Masterpiece Theatre presents the true story of a royal marriage foundering on the rocks of adultery and deceit 200 years ago in A Royal Scandal. The protagonists of this stormy union are--who else?--the Prince and Princess of Wales, in this case the future King George IV of England (Richard E. Grant) and his strong-willed Teutonic bride, Caroline of Brunswick (Susan Lynch).
A Royal Scandal is suavely narrated by Ian Richardson, who played the delightfully wicked Prime Minister Francis Urquhart in The House of Cards trilogy on Masterpiece Theatre.
For all its strange plot twists, A Royal Scandal is scrupulously faithful to the historical record, drawing dialogue from actual documents and correspondence. Viewers will not fail to notice that it's also uncannily similar to the more recent history of a certain royal household.
The sordid story opens in 1794 when Lord Malmesbury (Michael Kitchen) goes to an obscure German dukedom to negotiate a match between Prince George and the eligible (if not entirely charming) Princess Caroline. It happens that George has already been secretly married to a pretty Roman Catholic widow (Irene Richards) -- an illegal marriage for a royal in Protestant England. The footloose Prince is also having a palace intrigue with the young wife (Frances Barber) of an esteemed elderly count.
But no matter, the wedding takes place just days after George first lays eyes on his bride-to-be. At the altar, George is fortified with strong drink, which he continues to consume until, at the foot of the nuptial bed, he passes out.
And it gets worse. The royal mismatch soon becomes a matter of intense public interest. George spurns his bride as soon as it's obvious a royal heir is on the way. His duty done, he banishes her first to another part of the palace, later to another palace altogether. Incensed, the public spurns George and adopts the cause of Caroline.

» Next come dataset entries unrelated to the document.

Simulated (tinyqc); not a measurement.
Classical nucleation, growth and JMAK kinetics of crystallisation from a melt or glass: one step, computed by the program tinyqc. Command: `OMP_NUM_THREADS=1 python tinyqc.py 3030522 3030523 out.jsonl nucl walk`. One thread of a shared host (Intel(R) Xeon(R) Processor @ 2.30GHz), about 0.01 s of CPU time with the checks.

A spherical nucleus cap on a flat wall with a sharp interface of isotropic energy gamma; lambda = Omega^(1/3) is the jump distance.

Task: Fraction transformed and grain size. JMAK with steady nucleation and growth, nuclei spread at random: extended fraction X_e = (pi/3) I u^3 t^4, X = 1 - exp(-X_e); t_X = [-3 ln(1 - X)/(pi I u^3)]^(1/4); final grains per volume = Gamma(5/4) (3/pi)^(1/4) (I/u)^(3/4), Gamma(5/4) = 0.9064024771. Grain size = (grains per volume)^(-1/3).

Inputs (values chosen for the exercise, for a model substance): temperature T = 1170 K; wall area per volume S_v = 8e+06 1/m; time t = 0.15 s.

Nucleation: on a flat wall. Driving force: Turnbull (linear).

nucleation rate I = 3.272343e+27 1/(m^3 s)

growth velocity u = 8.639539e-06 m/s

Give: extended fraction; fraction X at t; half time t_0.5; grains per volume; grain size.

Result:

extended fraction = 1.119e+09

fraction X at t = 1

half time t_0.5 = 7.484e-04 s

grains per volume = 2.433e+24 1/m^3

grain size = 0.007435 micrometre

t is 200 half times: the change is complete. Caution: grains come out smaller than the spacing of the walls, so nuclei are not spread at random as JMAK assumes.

"There would be dangerous consequences if the Princess of Wales were to travel all over England showing herself to the people, especially if she persists in drawing popularity to herself at the expense of myself and my family," worries the Prince about his own rapidly falling star, and, clairvoyantly, about that of his successors in the far future.
Ich dien -- "I serve "-- is the motto of the Prince of Wales. Better it should read: Plus ça change, plus c'est la même chose -- "The more things change, the more they stay the same."